Unemployment or a lack of economic opportunity could pose Ghana’s biggest risk in 2026, even as short-term price pressures show signs of easing. This is followed by technological disruption and insufficient public services, including infrastructure, according to the World Economic Forum’s Global Risks Report 2026.
The report, which is informed by responses from business executives under the Executive Opinion Survey 2025, signals growing concern that Ghana’s economic recovery is yet to translate into broad-based job creation, particularly for the country’s youthful labour force.
Analysts say persistent unemployment threatens household incomes, consumer demand, and long-term productivity, raising risks to economic and social stability.
Ranked second on Ghana’s risk profile are the adverse outcomes of artificial intelligence technologies, reflecting unease over the speed of digital transformation relative to skills development, regulatory readiness, and labour market adaptability.
While technology presents opportunities for efficiency and growth, the report suggests that without targeted reskilling and strong governance frameworks, automation could displace jobs and widen inequality.
The assessment also places insufficient public services and social protection among Ghana’s top risks, highlighting sustained pressure on healthcare, education, transport infrastructure, and pension systems.

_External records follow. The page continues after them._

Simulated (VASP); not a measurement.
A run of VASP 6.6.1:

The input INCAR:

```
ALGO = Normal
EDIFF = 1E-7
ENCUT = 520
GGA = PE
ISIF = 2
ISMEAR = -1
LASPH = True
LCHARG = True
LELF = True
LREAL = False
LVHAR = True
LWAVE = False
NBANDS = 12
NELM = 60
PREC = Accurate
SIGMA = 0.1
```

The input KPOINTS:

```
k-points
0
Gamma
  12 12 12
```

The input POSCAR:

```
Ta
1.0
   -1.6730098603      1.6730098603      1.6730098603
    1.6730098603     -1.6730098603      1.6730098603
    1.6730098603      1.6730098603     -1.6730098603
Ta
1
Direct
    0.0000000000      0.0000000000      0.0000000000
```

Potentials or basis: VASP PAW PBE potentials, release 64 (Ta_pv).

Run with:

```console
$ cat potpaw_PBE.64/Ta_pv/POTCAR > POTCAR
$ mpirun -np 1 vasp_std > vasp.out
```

This comes at a time when fiscal consolidation limits public spending, even as population growth and urbanisation increase demand for essential services.
A decline in health and well-being further underscores the link between social outcomes and economic performance, with weaker health systems translating into lower labour productivity and higher household costs.
Although inflation has moderated from recent peaks, it remains among the country’s key risk factors, reflecting lingering sensitivity around the cost of living and business planning certainty.
The World Economic Forum notes that addressing these risks will require a shift from short-term stabilisation towards employment-led growth, human capital development and resilient public service delivery.